Why is $H_i(E_+^n,S^{n-1})\cong H_{i-1}(S^{n-1})?$

Question

Let $E_n^+\subset S^n$ be the upper hemisphere of $S^n$. Why does the fact that $E_+^n$ is contractible imply that in homology $H_i(E_+^n,S^{n-1})\cong H_{i-1}(S^{n-1})?$ I know that if a space is contractible then its homology is $0$ except in $i=0$ but that doesn't really help, no?

Answer 1

Ted Shifrin's suggestion of looking at the LES of a pair allows you to deduce the result by contracitiblity, because writing the sequence down yields

$$H_{i}(E_+) \to H_{i}(E_+,S^{n-1}) \to H_{i-1}(S^{n-1}) \to H_{i-1}(E_+)$$ which will give you the result since $\tilde{H}_i(E_+)$ is trivial for all $i \geq 0$.
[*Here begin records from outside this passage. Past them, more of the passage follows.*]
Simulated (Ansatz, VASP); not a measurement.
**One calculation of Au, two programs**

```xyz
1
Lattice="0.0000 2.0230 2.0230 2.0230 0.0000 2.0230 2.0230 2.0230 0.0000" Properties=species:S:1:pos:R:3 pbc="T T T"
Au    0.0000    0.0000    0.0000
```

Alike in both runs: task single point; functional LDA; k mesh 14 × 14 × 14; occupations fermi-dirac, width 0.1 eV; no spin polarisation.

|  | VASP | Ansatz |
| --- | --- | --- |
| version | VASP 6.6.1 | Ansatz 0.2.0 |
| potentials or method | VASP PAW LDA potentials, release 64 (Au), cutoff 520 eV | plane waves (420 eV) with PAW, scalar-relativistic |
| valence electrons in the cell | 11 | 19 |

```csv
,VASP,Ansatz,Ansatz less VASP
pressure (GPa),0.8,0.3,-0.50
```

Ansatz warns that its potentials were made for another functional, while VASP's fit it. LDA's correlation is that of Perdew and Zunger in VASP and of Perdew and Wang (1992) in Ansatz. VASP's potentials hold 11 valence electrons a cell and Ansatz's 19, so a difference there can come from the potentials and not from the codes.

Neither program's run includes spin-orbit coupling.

A different geometric reason to see this is that since if $(X,A)$ are a good pair and in particular, if $X$ is a $CW$ complex and $A$ is a subcomplex, then $H_i(X,A) \cong \tilde{H}_i(X/A)$. Here, you can give $S^n$ a $CW$ structure inductively. Then $H_i(E_+,S^{n-1}) \cong H_i(E_+/S^{n-1}) = \tilde{H}_i(S^n)=\tilde{H}_{i-1}(S^{n-1})$.

The last equality above may be deduced by observation if you know the the homology of spheres, but more importantly, using professor Shifrin's argument together with the fact that $H_i(E_+,S^{n-1}) \cong H_i(E_+/S^{n-1}) = \tilde{H}_i(S^n)$, you can deduce the homology of a sphere.